Published: Wednesday, Feb. 13, 2013 - 12:00 am | Page 14A
Last Modified: Thursday, Apr. 18, 2013 - 7:45 pm

The Sacramento County Planning Commission was right to postpone a decision Monday night on whether to permit a halfway house in one of Sacramento County's most troubled neighborhoods.

Lemon Hill residents and business owners are asking appropriate questions about a private firm's proposal to convert a dilapidated apartment complex into a halfway house for federal parolees. Before the Planning Commission takes any action on the re-entry facility, residents deserve some answers.

The commission staff has given a tentative go-ahead to build a facility for 50 ex-felons at the corner of Martin Luther King Jr. Boulevard and 43rd Avenue. This is one of the most gang-infested and crime-ridden neighborhoods in the region.

Opponents do not question the need for such a facility. But why, they ask, build it in their struggling neighborhood? The North Franklin District Business Association represents 600 businesses in the area. Executive Director Marti Brown says unemployment in the district vacillates between 14 and 20 percent. And with the area's largest employer, Campbell Soup, closing soon, the job picture is likely to get worse.
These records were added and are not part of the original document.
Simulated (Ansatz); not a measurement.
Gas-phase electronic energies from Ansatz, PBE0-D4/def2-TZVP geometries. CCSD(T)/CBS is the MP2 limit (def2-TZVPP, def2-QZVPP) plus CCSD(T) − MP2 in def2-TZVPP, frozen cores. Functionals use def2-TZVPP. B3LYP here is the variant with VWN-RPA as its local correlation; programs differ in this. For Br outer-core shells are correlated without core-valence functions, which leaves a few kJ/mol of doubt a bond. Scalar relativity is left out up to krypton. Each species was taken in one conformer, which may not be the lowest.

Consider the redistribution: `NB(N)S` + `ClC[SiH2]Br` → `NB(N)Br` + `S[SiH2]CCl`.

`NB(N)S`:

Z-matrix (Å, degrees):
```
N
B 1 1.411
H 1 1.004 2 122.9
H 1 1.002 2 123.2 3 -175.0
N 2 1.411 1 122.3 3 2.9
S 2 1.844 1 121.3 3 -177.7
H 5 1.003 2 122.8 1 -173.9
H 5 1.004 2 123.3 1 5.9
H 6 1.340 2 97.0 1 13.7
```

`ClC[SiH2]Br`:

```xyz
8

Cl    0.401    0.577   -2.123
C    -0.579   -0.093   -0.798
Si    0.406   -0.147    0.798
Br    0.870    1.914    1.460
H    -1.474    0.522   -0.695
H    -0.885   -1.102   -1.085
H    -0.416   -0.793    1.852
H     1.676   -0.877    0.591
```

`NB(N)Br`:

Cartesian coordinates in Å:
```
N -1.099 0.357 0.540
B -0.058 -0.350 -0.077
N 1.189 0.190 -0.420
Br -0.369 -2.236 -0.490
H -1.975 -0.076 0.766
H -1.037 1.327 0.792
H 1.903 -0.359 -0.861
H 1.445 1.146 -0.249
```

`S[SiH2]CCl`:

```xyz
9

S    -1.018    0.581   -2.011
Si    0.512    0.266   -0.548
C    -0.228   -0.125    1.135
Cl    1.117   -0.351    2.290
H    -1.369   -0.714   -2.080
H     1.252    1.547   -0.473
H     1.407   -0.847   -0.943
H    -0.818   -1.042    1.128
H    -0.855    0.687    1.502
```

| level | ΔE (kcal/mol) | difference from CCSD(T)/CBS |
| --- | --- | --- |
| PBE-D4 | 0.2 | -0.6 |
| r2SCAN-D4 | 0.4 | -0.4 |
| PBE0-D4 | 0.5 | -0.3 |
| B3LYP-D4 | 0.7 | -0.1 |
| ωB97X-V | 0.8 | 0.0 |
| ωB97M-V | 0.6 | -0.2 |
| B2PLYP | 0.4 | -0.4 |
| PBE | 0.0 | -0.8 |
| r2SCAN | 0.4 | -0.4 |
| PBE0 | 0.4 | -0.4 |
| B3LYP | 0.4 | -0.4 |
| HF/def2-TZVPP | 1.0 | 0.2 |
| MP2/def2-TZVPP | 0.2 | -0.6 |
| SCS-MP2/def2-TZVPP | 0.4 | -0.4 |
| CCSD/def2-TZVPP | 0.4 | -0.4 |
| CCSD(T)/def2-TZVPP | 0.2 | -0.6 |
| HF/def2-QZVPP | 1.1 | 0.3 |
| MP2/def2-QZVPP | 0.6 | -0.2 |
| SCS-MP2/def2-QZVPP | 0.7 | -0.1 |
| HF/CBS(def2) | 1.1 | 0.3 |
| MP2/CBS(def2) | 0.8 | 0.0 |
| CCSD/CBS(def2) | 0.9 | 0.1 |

Halfway houses stand the best chance of success if they are located close to where parolees can find jobs, and away from neighborhoods where they could be tempted to rejoin a life of crime.

There is an active illegal drug trade in the area and an inadequate public transportation system, neither of which are conducive to successful re-entry for ex-cons looking for opportunities to turn their lives around.

In its letter to the commission, the business association notes that 83 percent of residents are non-white; 36 percent of families earn less than $25,000 a year; 39 percent of adults have not completed high school.

Because they are poor and mostly people of color, residents of Lemon Hill – or "The Avenues," as many of them call the area – feel like they have become a dumping ground for the county. High concentrations of state parolees and county probation clients already live in the neighborhood.

If the county is going to approve this re-entry facility, the county and the applicant – Behavorial Systems Southwest, which hopes to use federal funding to create the facility – need to make a convincing case it will be a benefit, not a detriment, to the neighborhood. That means county officials need to ask some tough questions. For example, what is the company's track record on recidivism? What has been the impact of their other facilities on the neighborhoods where they are located? Specifically, did property values drop? Did crime rates go up?

Lemon Hill is already a deeply distressed community. Residents should not be forced to accept another land-use decision that will further damage their neighborhood or endanger their families.